The Federal Reserve Bank of the US has followed a zero interest rate policy (ZIRP) since fall 2008. It has employed a variety of mechanisms to lower not only overnight loans between banks (the Federal Funds rate – its usual target) but also to lower the entire yield curve. (See the details at the Federal Reserve Bank of St. Louis.) Previous postings here and here have addressed some of the costs of this approach.
Yesterday’s Financial Times contains some historical evidence consistent with the idea that ZIRPS are not free. John Plender argues that experience in Japan over two decades indicates that very low interest rate monetary policy did significant structural damage to the Japanese economy. In addition to creating a very low cost of capital, excessive monetary ease tends to lock-in the existing industrial structure or as he argues
“…from the Austrian perspective of Von Mises, Schumpeter, and Hayek, the Japanese bubble that burst in 1990 fostered economic distortions they dubbed ‘malinvestments’ – credit driven investments in real capital that prove loss making when a credit bubble implodes.”

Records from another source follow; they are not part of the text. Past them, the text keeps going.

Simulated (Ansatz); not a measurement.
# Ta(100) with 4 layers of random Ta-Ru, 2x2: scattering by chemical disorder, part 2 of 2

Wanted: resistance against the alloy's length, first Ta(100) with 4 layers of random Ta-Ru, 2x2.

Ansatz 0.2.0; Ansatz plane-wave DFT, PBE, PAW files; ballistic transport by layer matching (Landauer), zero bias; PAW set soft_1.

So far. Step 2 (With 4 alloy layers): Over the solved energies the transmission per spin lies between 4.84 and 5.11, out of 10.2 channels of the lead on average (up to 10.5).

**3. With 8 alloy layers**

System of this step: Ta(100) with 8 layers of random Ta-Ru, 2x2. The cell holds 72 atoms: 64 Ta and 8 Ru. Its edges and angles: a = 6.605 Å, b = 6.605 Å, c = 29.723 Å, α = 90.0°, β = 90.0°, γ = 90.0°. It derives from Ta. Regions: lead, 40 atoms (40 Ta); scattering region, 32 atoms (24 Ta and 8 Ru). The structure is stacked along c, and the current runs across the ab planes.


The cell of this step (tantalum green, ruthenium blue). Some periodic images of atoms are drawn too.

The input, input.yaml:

As a consequence, Japan impeded “creatively destructive” economic activity since “zombie” companies were kept alive by cheap credit that was not available to new entrants. Capital allocation became very distorted; hence, many profitable opportunities were foregone and low return (perhaps even negative return) activities remained in existence.
Of course, that was Japan. Not the U.S. That couldn’t happen here, could it?